For anyone who didn't see it;

Quote
There's a moment when it all hangs in the balance.

For 30 minutes, Guns 'n Roses have singed the eyebrows and eardrums of the Download crowd. After being over an hour late on stage at Hammersmith earlier in the week, Gn'R are on-time and on-form, opening with flashbombs and the one-two-three suckerpunch of Welcome To The Jungle, It's So Easy and Mr Brownstone.

Live And Let Die and Knockin' On Heaven's Door follow, before guitarist Robin Finck picks out the signature riff to Sweet Child O'Mine.

But you can tell from the giant screens flanking the stage that all is not well on the braided, goateed visage of Axl Rose. He's been carping about the stage being too slippy and, during a front-of-crowd walkabout, appears to aim the 'c' word at an over-zealous steward. As the band's most famous song dies, he abruptly announces: "We're having some technical problems, so we're gonna take a break."

I was on this Leicestershire soil in 1988 when the over-exuberant response to Guns' debute Donington appearance led to the fatal crushing of two fans. With tonight's restless crowd, semi-delirious on three days of booze, guitars and 30-degree heat, this could all turn nasty. Just as it seems as though Axl's well-documented appetite for self-destruction is about to consume another comeback appearance, guitarist Ron "Bumblefoot" Thal saves the day, appearing alone, stage front, to crank out a guitar-only version of Don't Cry which quells the bottle-fight in the crowd enough for normal service to (almost) be resumed.

You Could Be Mine claws back more ground but then Axl's gone again, leaving Finck and Richard Fortus to widdle their way through a (frankly excruciating) guitar instrumental version of Christina Aguilera's "Beautiful". That's followed by the night's first new song (The Blues?) in which the level of chatter in the crowd, followed by booing and chants of "sort your f****** head out" , have seasoned Axl-watchers on alert yet again. When bassist Tommy Stinson grabs the vocal mic and threatens to go home if he's hit by one more flying bottle, the rainclouds gathering above Download for the first time all weekend seem an apt, if ominous, portent of a coming storm.
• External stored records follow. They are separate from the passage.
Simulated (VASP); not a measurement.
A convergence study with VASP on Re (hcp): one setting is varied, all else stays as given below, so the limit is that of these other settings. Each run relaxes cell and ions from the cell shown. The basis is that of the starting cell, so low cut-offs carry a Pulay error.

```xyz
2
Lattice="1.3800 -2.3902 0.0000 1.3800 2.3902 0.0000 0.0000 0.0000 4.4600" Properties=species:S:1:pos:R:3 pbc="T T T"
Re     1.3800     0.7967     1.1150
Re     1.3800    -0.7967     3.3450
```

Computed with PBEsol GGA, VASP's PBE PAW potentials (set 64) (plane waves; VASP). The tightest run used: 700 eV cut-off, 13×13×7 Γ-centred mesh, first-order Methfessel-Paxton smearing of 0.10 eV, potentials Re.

Maybe Axl needs this danger, this threat of impending violence, to really get the adrenaline racing. And as the band rips defiantly in to Out Ta Get Me, the whole dynamic shifts. Dizzy Reed's solo piano version of Ziggy Stardust is  warmly received, another new song (Better?) sounds loads, erm, better.

The tide has turned, and it's time for Axl's coup de theatre: "I'd like to welcome a very good friend of mine?Mr Izzy Stradlin?" and out trots his former sidekick to roars of approval. There are now as many members of prime-time Guns n' Roses in this band as there are in Velvet Revolver, and the performance of Think About You that follows throws down a gauntlet for all pretenders.
Guns n' Roses T shirt

"Can I get a piano out here?" asks Axl and seated, drink in hand, there's only one way he's going now. November Rain is nothing short of a masterpiece, the band firing, finally, on every single cylinder as the main man, in his own words, "beats the hell out of that old love song."

Another "old friend" is welcomed onstage in the shape of ex-Skid Row singer Sebastian Bach, possibly one of the few frontmen who can give Axl a run for his money in the helium-scream department. The pair trade lines through My Michelle, before Stradlin's recalled for a run through Patience and a punked-out, four-guitar version of Nightrain which, to coin a phrase, rolls like a freight train right through the middle of this dusty field.

The encores, bravely, begin with another newie, Madagascar, before Brian Mantia kick-drums the seven-piece into a masterful version of Rocket Queen.

"I don't wanna go home," says Axl, before admitting: "that's different to how I felt an hour ago."

Two more new songs ? IRS and Chinese Democracy ? are aired, both of them whetting appetites for the new album, before Izzy Stradlin comes out once more for the final two-step, a ramshackle, Stonesy version of Useta Love Her and a thunderous reading of Paradise City which lights up the sky with pyrotechnics and ticker-tape cannons.

Guns n' Roses were once proclaimed The World's Most Dangerous Band. On tonight's evidence that danger is still there, which ? while at one stage threatening to derail the whole show -  has instead focused Axl and the band into delivering one of the all-time great Donington performances.

Yes, Metallica were unstoppable on Saturday night, but they didn?t face the pressure of a world waiting to see them put a foot wrong. What Axl delivered in the face of that expectation was a two-and-a-half-hour masterclass in the light and shade of rock'n'roll.

The new album, Chinese Democracy, is reportedly ready for release. If it lives up to tonight, then Guns n' Roses will once again be the biggest band in the world.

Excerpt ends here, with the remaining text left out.